One year, we’d all be crowded inside my nan and grandad’s living room with tea and biscuits on the table and the sounds of laughter loud enough to drown out the background noise of the sports or soaps on the TV.
The next year, we were standing around a cluster of graves, counting the empty chairs that should have been in that living room.
It’s hard to describe the weight of that shift. The way birthdays and Christmas become markers of absence instead of celebration.
When you’re a kid, the world feels infinite. You don’t think about death. You don’t think about how fragile your safety is, or your health, or how fast the familiar can flip into something unrecognisable.
And yet, life goes on with or without you.
I learned slowly, that grief doesn’t arrive once and leave. It stacks. Each loss layering on top of the last and the traditions you once loved start to feel like reminders of what’s gone.
At the time, I didn’t connect it to money, spending habits, or who I was becoming.
But looking back now, I can see how those early years of loss quietly trained my nervous system into all the wrong habits.
I would try, in ways I didn’t understand at the time, to buy back control with things I could psychically see, smell and touch.
I didn’t know I was grieving, I thought I just had taste…lol
The first family death in the brutal sequence came the year after I graduated from University with a degree in Fashion Communication. A degree that, unknowingly, had already primed me to escape into the world of aesthetics, excess and overconsumption as soon as times got tough.
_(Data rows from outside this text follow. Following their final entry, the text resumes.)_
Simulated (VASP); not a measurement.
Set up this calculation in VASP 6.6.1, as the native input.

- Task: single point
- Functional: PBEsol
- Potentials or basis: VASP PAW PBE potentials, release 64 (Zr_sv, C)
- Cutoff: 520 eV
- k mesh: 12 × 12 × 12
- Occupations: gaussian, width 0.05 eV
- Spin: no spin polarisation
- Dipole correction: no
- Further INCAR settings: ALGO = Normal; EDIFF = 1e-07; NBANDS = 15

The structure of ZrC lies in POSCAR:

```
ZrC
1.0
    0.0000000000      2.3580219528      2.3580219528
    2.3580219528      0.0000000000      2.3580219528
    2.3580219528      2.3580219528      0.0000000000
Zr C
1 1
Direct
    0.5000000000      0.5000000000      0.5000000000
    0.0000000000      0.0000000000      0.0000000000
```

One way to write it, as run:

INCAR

The next followed soon after. And the one after that. And before I knew it, life was a blur of funerals, shopping sprees I could barely remember and endless bundles of cope delivered in pretty packages.
I was trying my best to step into adulthood, build an identity, find my place in the world, and the ground kept shifting beneath me. Everything I thought I knew about stability, about what life would look like, was gone.
So I turned to the world I could access: YouTube, Instagram, Pinterest…the aesthetic worlds I knew I could escape into. The curated fantasy that promised control, calm and comfort.
Spending became my way to soothe the chaos I couldn’t otherwise control. I’d chase things that promised validation, that promised riches…the things that made me feel something…even if for a minute.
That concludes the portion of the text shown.